The trailer: Scene 1) Amicable priest gives old-school rendering of the snares of the devil, who appearing in many different guises leads us to perdition, that is, unless we have recourse to God’s help. Scene 2) 14 year old Maria, taking this to heart, won’t participate in gym class with rock music, whose “satanic rhythms” she objects to - whereupon she gets interrogated by her teacher and mocked by her peers. Scene 3) Maria gets excoriated by her mother when she timidly announces she wants to sing gospel music - to the peril, as her mother puts it, of her immortal soul. The voice-over intimates a tragic outcome. Trailer ends.
Sigh. Another assault on traditional Catholicism? But how exactly does today’s crop of Germans claim to know what traditional Catholicism even looks like, let alone name its potential pitfalls? German Catholicism has been under the spell of secular ideology for generations, thanks in part to the generous church tax which has effectually incentivized lax teaching. Of those who still identify as Catholic, few even attend mass, and of those, very few genuinely struggle with the full content of Catholic teachings.
The voice-over tells us that Maria belongs specifically to the “Paulsbrüder”, which we should understand as the real-world “Piusbrüder”, that is, the Society of Saint Pius X (SSPX), a traditionalist faction that broke from Rome in the 1970’s. It’s hard to get a sense of how large the SSPX exactly is, but in Germany they do have one seminary and some amount of the 600,000 lay adherents worldwide. In all, a small presence. Reading further between the lines, it’s not a stretch to see the Paulsbrüder as a stand-in for anyone with a traditional orientation towards Catholicism.
And this is compounded by the pervasive German phobia of Sekten (sects), which for them includes anything lying outside of widely acknowledged institutions. Many bristle at Tom Cruise movies due to his involvement in Scientology, for example.
Er kaempft unter vielen Flaggen, the priest says of the devil, he campaigns, or battles, under many flags. Or, we might say, his only loyalty is to destruction. Yes, we should add, even within the life of religion itself, warping the universal vocation to holiness into a channel for humiliating power struggles. If anything, the mother’s heartless rebuke vindicates priest’s teaching on evil. (Grant that I not so much seek to be understood but to understand, right?). But here we are prompted to see it as a consequence of that teaching.

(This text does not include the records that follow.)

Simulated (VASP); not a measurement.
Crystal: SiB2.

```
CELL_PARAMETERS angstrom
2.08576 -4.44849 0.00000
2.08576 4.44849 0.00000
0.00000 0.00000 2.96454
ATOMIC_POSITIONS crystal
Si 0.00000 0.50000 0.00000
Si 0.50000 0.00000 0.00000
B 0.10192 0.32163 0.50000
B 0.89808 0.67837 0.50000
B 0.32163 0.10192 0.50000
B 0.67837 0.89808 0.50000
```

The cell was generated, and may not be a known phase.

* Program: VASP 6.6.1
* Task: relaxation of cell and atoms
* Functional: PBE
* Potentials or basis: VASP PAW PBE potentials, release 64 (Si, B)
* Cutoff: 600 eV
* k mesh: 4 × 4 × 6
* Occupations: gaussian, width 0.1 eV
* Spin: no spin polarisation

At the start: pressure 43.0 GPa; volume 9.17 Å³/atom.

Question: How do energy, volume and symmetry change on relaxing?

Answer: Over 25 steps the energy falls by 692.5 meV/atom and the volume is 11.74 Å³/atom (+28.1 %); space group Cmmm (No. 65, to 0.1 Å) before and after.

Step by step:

Typecasting traditional religion as intolerant and psychically warping? Blurring the broad lines between lived religion and maternal abuse? Playing the old religion-as-repression card? Insinuating that it is reference to positive evil, and not evil itself, that degrades human nature? Why would the Germans need a movie like this at all? It’s not like this is a contended issue in secular Germany anymore: religion there is passé. Why re-vanquish an already vanquished enemy - except in order to go ahead and do what you were going to do anyway, but now mit gutem Gewissen? Or rather, with an even clearer conscience - because, now it would appear, the old enemy wasn't just outdated but downright evil. If there were such a thing. Again, I certainly hope the movie turns out to be more probing than the trailer promises. Knowing German cinema, which routinely blows me away (I still can’t get over Der Untergang), there is certainly a good chance it will.